Petitioners were convicted of transporting obscene materials in
violation of a federal statute. The conduct that gave rise to the
charge occurred before
Miller v. California, 413 U. S.
15, was decided, announcing new standards for
"isolat[ing]
hard core' pornography from expression protected
by the First Amendment," id. at 29.
Held: The Due Process Clause of the Fifth Amendment
precludes retroactive application to petitioners of the
Miller standards, to the extent that those standards may
impose criminal liability for conduct not punishable under the
standards announced in
Memoirs v. Massachusetts,
383 U. S. 413.
Bouie v. City of Columbia, 378 U.
S. 347. Specifically, petitioners are entitled to jury
instructions requiring the jury to acquit unless it finds that the
materials involved are "utterly without redeeming social value." At
the same time, any constitutional principle announced in
Miller that would serve to benefit petitioners must be
applied in their case.
Hamling v. United States,
418 U. S. 87,
418 U. S. 102.
Pp.
430 U. S.
189-197.
520 F.2d 913, reversed and remanded.
POWELL, J., delivered the opinion of the Court, in which BURGER,
C.J., and WHITE, BLACKMUN, and REHNQUIST, JJ., joined. BRENNAN, J.,
filed an opinion concurring in part and dissenting in part, in
which STEWART and MARSHALL, JJ., joined,
post, p.
430 U. S. 197.
STEVENS, J., filed an opinion concurring in part and dissenting in
par,
post, p.
430 U.S.
198.
MR. JUSTICE POWELL delivered the opinion of the Court.
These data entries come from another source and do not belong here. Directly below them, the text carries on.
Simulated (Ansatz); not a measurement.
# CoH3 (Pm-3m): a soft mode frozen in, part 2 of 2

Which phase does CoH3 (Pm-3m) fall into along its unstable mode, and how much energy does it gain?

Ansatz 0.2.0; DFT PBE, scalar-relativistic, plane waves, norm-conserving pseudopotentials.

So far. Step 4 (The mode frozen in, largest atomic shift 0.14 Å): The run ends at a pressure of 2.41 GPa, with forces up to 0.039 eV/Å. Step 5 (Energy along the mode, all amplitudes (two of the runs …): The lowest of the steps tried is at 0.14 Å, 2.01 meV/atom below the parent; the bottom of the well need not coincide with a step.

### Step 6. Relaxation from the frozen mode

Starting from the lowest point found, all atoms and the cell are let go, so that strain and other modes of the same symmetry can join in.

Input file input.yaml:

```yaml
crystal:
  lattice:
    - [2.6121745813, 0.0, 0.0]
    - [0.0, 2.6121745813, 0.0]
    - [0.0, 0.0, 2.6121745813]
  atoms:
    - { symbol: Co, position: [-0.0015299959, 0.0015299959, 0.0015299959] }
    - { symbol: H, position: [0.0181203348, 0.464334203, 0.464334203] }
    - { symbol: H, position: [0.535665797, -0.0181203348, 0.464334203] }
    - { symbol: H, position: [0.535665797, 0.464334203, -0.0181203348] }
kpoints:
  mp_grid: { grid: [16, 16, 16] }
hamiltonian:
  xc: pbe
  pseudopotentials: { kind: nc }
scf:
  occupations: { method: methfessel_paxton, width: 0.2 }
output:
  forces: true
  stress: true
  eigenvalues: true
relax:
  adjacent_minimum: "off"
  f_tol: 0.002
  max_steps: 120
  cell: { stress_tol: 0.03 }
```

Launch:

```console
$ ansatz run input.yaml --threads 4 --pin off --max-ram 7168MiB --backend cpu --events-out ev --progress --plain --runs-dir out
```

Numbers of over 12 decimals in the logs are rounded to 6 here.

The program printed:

This case presents the question, not fully answered in
Hamling v. United States, 418 U. S.
87 (1974), whether the
Page 430 U. S. 189
standards announced in
Miller v. California,
413 U. S. 15
(1973), are to be applied retroactively to the potential detriment
of a defendant in a criminal case. We granted certiorari, 424 U.S.
942 (1976), to resolve a conflict in the circuits. [
Footnote 1]
I
Petitioners were charged with several counts of transporting
obscene materials in interstate commerce, in violation of 18 U.S.C.
§ 1465, and with conspiracy to transport such materials, 18
U.S.C. § 371. The conduct that gave rise to the charges
covered a period through February 27, 1973.
Page 430 U. S. 190
Trial did not begin until the following October. In the interim,
on June 21, 1973, this Court decided
Miller v. California,
supra, and its companion cases. [
Footnote 2]
Miller announced new standards for
"isolat[ing]
hard core' pornography from expression protected
by the First Amendment." 413 U.S. at 413 U. S. 29.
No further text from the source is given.